Rating: Rated PG-13The world of Oscar Wilde would hardly seem fit for use as a plot device aimed at movie goers of the 1990s but the new movie "An Ideal Husband," turns out to be a very pleasant and diverting way to escape the summer’s heat and, at the same time, find out just what made Wilde’s plays so popular. And the answer to their continued success is the dialogue! Where else--except in an occasional play by David Mamet--will you find such great lines like: "To love oneself is the beginning of a life-long romance," or "I love to talk about nothing; it’s the only thing I know anything about."
And where else would the potential threat of a public trial, a trial that would expose political dealings and behind-the-scenes blackmail, be the hinge pin of the plot? Certainly not in today’s America, where the antics of most politicians so obviously pandering to a bored public, that even scandals of what would be earth-shaking proportions 100 years ago, today hardly make a ripple on the scene.
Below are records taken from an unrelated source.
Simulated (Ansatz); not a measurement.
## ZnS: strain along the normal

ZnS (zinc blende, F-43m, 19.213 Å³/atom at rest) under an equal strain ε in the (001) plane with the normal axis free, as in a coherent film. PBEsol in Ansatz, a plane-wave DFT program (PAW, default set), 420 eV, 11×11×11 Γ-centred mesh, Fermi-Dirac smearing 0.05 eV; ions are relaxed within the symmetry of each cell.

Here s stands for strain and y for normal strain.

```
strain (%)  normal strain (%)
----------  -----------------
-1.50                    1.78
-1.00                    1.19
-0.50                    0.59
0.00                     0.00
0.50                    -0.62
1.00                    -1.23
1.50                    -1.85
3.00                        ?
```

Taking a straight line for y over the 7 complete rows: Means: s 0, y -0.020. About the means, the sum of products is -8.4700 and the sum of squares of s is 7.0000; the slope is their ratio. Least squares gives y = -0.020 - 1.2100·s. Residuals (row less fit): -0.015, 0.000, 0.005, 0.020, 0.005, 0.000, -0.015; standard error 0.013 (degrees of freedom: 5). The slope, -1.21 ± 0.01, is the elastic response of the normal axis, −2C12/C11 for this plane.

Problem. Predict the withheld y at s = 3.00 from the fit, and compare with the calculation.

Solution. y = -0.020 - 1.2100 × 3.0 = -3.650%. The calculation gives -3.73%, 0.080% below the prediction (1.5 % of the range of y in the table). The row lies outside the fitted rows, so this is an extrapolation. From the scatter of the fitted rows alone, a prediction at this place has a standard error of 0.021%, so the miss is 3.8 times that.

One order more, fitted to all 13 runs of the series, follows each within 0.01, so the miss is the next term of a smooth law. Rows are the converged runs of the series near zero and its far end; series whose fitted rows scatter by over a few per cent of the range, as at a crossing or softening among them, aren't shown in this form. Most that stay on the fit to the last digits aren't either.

So enter a world where most politicians live in Belgravia apartments, stuffed with the best of Victorian and Edwardian design, and watch truly beautiful people cope with the horrors of the day. Oliver Parker has filmed (and re-written) a time machine that takes us back, maybe not to a better time, but certainly one with more beauty and more interest.
"An Ideal Husband" Begins with a formal reception, where a dashing lord (played with dash by Jeremy Northam) is accosted by a quite beautiful Mrs. Cheveley (played with beauty by Julianne Moore), about a possible scandal revolving around variations on the Suez Canal. And it’s all pure entertainment from there.